This evening a spokesperson for Preston New Road Action Group said:

“Our goal remains as always: to achieve true justice for our community and the people of Lancashire.

“Our case this week has been centred on specific points of law, surrounding the decision by the Secretary of State to overturn Lancashire County Council’s democratic refusal of Cuadrilla’s planning applications.

“The people of Lancashire have spoken loudly and clearly, refusing this industry that does not hold any social license here.

“The conditions of operation for this development have not been adhered to, evidenced by the deliberate and pre-meditated breach where Cuadrilla brought in around 30 HGVs at 04.45hrs one morning.

“The current situation at Preston New Road is critical and after four years of consistently showing that there is no social license to frack, we now trust that English justice will finally be delivered and we get our community back.”
“Preston New Road Action Group reaffirms there is credible evidence of risk and harm arising from the fracking industry that has not been fully explored. The group welcomed the opportunity to present crucial information at the highest level.”

DrillOrDrop reports from Day 1 of the hearing

Preston New Road Action Group’s case

Gayzer Frackman’s case

Reporting on this case has been made possible by individual donations by readers. You can donate here

13 replies »

  1. The three cows seem to have no problem with the “impact” of the site!

    It would be interesting to measure the visual and noise impact of the site, with and without protestors, and required policing. It does seem a bit perverse to have the two parties concerned about such an issue when their activities are magnifying any impact.

    • Check the date of the somewhat surreal photo please Martin?
      It’s the 22nd August, 2017, before cuadrillas’s error strewn attempts at drilling started!
      Since then protesters and police officers alike have become sick after presence at the fracking site!
      Have you been to visit in the last few days? I have but not stayed long!

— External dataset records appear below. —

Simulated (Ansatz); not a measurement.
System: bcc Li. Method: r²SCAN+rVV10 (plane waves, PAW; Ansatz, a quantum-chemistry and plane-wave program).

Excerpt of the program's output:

    • What totally stupid comments. “The three cows don’t seem to have a problem……”! “……the two parties… activities are magnifying any impact”! If you want to be taken seriously please don’t post such blather!

    • Since last week, the huge herd of cows which were grazing in the field adjacent to the pad have been moved to a field some distance away. Read into that what you will but I will still be ensuring that I don’t drink any milk from those cows.

    • 21 Economic Models with 2 cows Explained


      You have 2 cows.
      You give one to your neighbour.
      You have 2 cows.
      The State takes both and gives you some milk.
      You have 2 cows.
      The State takes both and sells you some milk.
      You have 2 cows.
      The State takes both and shoots you.


      You have 2 cows.
      The State takes both, shoots one, milks the other, and then throws the milk away.


      You have two cows.
      You sell one and buy a bull.
      Your herd multiplies, and the economy grows.
      You sell them and retire on the income.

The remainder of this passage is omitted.